Having seen Spike Lee’s Miracle at St. Anna, I now want to read the book. No, not because I loved the movie so much, I want the experience to linger, but because I feel like the book might fill in the gaps—in intent, tone, and character development.
Look, it’s safe to say that not all books were made to be adapted for the screen—and James McBride’s war novel may very well be one of them (McBride also wrote the screenplay).
Of course, it’s obvious why Lee did choose to adapt the novel which tells the story of a troop of black soldiers during World War II who penetrate enemy lines into Nazi-occupied Tuscany as white officers keep their safe distance via radio communication (and at first don’t even believe the soldiers made it). Lee has been quite public in his disapproval of Clint Eastwood’s World War II duo—Letters From Iwo Jima and Flags of Our Fathers—for not showing a single black soldier. This is his answer to Eastwood, as well as an attempt to make the first serious World War II epic told from an exclusively black perspective.
But the film is all over the map, mixing gruesome battle scenes, with bits of magic realism, far-fetched coincidence, and uneven character development and romance.

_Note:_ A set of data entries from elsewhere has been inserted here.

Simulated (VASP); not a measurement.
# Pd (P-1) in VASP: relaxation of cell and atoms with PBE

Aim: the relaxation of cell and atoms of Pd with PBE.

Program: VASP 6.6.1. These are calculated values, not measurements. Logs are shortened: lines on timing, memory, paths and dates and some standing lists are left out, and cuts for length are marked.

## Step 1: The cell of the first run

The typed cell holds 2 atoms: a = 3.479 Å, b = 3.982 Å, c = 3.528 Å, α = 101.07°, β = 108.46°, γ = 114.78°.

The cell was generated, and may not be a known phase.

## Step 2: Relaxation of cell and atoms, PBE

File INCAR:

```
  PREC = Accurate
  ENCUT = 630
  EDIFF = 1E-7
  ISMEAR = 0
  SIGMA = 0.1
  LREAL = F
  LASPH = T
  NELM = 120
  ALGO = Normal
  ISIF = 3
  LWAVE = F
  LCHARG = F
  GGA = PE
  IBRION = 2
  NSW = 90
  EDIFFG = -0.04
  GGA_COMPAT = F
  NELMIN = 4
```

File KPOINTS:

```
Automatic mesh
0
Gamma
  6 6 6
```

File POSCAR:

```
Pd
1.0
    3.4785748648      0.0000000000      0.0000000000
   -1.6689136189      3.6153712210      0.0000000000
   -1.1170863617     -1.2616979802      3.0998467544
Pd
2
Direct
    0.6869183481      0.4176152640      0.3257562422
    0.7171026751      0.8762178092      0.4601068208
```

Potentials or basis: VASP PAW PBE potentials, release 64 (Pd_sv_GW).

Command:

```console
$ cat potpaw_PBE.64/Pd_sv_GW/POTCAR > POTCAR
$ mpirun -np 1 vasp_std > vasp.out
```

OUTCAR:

Once trapped in Tuscany, the four surviving soldiers seek refuge at a villager’s house, while the troop’s stalwart leader (Derek Lee) and its cynical lothario (Michael Ealy) fight for the affection of the villager’s daughter. A third solider (Omar Benson Miller)—an impossibly decent gentle giant in the mode of sentimental war films from the 50’s—cares for an injured 9-year-old Italian boy he believes to be a Christ-like figure.
It’s pretty telling that the framing device of the story—an old postal worker living in 1980s New York shoots a customer in cold blood—actually involves the fourth, least developed character, Hector (Las Alonso), the troop’s translator.
Many have complained that Steven Spielberg can’t resist a sentimental finish to his films—and he can’t. But at least he gets his sentimentality right. The final, tearjerking moments of Miracle at St. Anna are wrong on many levels—bizarre, hasty, and, as mentioned, involving the character we are least invested in.
Spike Lee is a great filmmaker, so it’s hard to say what went wrong here—too much ambition, not enough time (even at 2 hours and 40 minutes, parts of the film feel rushed) and source material that probably should’ve stayed on the page.
Lost in the clutter are some powerful moments, like when Luke’s character bemoans the fact that he feels more accepted as a black man in Italy than he does in America, the country he is supposed to be defending. This is a story that needed to be told, and Spike Lee seemed like the perfect filmmaker to tell it. Unfortunately, we're only left pondering what could've been.